Don’t be frightened, Regis High School students, but … We are your future

JCL
Please forgive that hideous white tie. I didn’t bring one to my senior portrait session. Intentionally. But the repressive “man” who ran the studio refused to take any boy’s senior photo without a tie, and that was the only one he had on hand. I guess the lesson, kids, is that you can’t be a rebel half-way. I am still a bit of ashamed for not walking out that day, photo unsnapped. Instead, I capitulated. What would Bro Simms say??? (Wow, I apparently still have issues from high school!)

By John Moore
May 20, 2013

Last year, I was interviewed by Regis High School’s director of alumni relations about the school’s decision to finally build a dedicated performing-arts center for its students after a period of, oh, 136 years when that was never considered much of a priority. I’m an opinionated guy, and let’s just say what my friend Colin St. John ultimately published was … heavily (and probably necessarily) edited.
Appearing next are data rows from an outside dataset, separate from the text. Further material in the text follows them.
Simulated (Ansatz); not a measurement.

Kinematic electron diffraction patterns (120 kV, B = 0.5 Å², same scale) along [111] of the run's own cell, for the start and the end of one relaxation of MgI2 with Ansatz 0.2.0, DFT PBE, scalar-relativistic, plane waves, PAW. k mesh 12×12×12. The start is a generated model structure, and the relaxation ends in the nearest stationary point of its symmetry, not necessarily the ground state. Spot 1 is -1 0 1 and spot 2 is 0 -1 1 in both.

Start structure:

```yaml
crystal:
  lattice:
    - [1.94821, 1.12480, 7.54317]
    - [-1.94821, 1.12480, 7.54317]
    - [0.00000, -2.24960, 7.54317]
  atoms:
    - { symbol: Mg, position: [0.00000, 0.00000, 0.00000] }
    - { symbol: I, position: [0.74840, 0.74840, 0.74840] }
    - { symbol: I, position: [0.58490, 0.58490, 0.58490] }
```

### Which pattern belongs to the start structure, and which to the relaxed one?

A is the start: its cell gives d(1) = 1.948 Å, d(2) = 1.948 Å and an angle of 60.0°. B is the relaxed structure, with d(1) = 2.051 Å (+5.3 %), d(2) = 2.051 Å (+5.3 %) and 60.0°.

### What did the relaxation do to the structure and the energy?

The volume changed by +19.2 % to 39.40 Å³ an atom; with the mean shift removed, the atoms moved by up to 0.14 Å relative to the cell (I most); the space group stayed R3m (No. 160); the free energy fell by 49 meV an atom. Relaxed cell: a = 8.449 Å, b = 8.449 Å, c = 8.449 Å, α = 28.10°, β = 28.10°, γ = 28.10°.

I was already in a bit of hot water with my alma mater over an essay I had written the year before for The Denver Post: “Sticking it to Mullen, old-school style.” It was my “Wonder Years”-like look back at the Regis-Mullen rivalry as it existed in our day. Even though I was named Valedictorian and Senior of the Year … well, I’ve also never been officially invited to a reunion. (I did crash one, though.)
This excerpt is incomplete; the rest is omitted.